This formula shows that the binomial expansion is a sum of terms. Each term has a specific structure involving coefficients, powers of the first term, \(a\), and powers of the second term, \(b\). Understanding this theorem is essential for making polynomial expansions easy and manageable when working with higher powers like \((3m + n)^4\).In each term of the expansion, the binomial coefficient \({n\choose k}\) plays a key role, determining how many times specific products of terms appear. Essentially, the theorem lets us break down complex binomial powers into a sequence of simpler terms.

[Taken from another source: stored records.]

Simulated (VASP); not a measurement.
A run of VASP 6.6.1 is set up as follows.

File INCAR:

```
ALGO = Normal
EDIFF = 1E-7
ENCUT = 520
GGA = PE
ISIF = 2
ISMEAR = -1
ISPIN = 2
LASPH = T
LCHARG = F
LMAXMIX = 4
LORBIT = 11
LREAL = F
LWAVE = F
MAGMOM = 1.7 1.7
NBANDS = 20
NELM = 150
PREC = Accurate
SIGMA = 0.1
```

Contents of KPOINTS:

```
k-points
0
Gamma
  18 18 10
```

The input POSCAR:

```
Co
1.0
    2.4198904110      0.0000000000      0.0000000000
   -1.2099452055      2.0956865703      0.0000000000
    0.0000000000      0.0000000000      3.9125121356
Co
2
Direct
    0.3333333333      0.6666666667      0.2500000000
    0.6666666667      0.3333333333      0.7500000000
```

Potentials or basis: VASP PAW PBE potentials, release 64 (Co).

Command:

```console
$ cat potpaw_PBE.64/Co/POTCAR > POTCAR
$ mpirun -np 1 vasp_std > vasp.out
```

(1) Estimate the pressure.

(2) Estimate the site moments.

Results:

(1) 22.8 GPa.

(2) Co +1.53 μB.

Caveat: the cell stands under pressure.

Binomial coefficients are the numbers that arise in the expansion of a binomial raised to a power. You see them in \({n\choose k}\), which is shorthand for 'n choose k' and is calculated using the formula:

• \({n \choose k} = \frac{n!}{k!(n-k)!}\)

Here, \(n!\) (read as \(n\) factorial) means you multiply \(n\) by all the whole numbers less than it down to one. For example, \(4! = 4 \times 3 \times 2 \times 1 = 24\). This calculation shows how to count combinations, which is like picking \(k\) items out of \(n\) without regard to the order.In the binomial expansion of \((3m + n)^4\), the binomial coefficients are:

• \({4 \choose 0} = 1\)
• \({4 \choose 1} = 4\)
• \({4 \choose 2} = 6\)
• \({4 \choose 3} = 4\)
• \({4 \choose 4} = 1\)

These coefficients are crucial because they help determine the weight of each term in the polynomial expansion.

Polynomial expansion utilizes the binomial theorem to expand expressions such as \((3m + n)^4\) into a sum of terms. Each term in the expanded form is a product involving powers of \(3m\) and \(n\), multiplied by the appropriate binomial coefficient.Let's break it down into the steps used when expanding \((3m + n)^4\):

• Start by determining the binomial coefficients. For our example, they are 1, 4, 6, 4, and 1.
• Form terms using these coefficients by applying them to products of \((3m)^{4-k}\) and \(n^k\), for each \(k\) from 0 to 4.
• Simplify each term by calculating the powers and multiplying by the coefficients.
• Combine all of the simplified terms to get the final polynomial expression.

By applying these steps, we end up with the expansion:\[(3m + n)^4 = 81m^4 + 108m^3n + 54m^2n^2 + 12mn^3 + n^4\]This method allows complex expressions to be simplified into manageable pieces, making polynomial expansion a powerful mathematical tool.